Am 27.01.2023 um 01:00 hat Csepp geschrieben:
> Would it be possible to store the metadata for emulated FAT partitions
> backed by host directories?  It would make installing Windows 98 much
> more seamless, since it would be able to set the boot flag during
> install. I have a 9front install that uses no block devices and gets its
> root file system via a simple 9P server, I've found that extremely
> useful, since it lets me back up or modify files directly from the host.
> 
> I don't have that much free time, but if it wouldn't be too difficult to
> implement this and someone helped, I could try to do it myself.  But
> honestly I would be super thankful if someone else implemented it
> instead.

Running a whole OS from a vvfat backend sounds quite adventurous...
(Running anything on vvfat, especially in read-write mode, is a little
adventurous because it's a clever, but not very supportable hack that
has known bugs, but a whole OS is a step further.) I've only ever used
it for transferring individual files.

Of course, you also need to be careful with accessing the filesystem
from the host and the guest at the same time - strictly speaking, once
you change anything from the host, a running guest sees a broken disk
than randomly changed and together with guest caches that could corrupt
everything. So avoid that if you don't want to tempt fate.
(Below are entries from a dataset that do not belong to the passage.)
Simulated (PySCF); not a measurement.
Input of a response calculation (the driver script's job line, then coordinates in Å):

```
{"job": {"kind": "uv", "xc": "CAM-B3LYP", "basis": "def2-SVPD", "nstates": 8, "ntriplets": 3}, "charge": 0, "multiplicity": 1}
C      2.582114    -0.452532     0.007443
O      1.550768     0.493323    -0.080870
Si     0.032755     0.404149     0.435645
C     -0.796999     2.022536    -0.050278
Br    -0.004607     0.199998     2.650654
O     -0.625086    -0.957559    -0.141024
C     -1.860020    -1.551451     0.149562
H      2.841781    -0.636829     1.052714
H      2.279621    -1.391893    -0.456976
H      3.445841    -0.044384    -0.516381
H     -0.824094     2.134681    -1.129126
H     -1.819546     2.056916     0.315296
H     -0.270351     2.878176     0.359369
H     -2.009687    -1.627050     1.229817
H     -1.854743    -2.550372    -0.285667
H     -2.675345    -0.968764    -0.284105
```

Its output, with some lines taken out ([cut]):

Technically it should be possible to make writes to the boot sector etc.
persistent, you just need a place to store them. I imagine an additional
special file could do the trick. If you have it in the same directory,
you would get collisions with files of the same name in the guest file
system.

So I suppose you would use an image file outside of the directory and
configure it like -blockdev vvfat,dir=/tmp/foo/,mbr=/tmp/foo_mbr.img
with a separate option specifying its path.

I'm not sure if it would be better to override parts of the image with
the actually correct data according to the generated file system.

I doubt you'll find anyone to make this hack for you, but if you feel
like it, it sounds like it should be possible.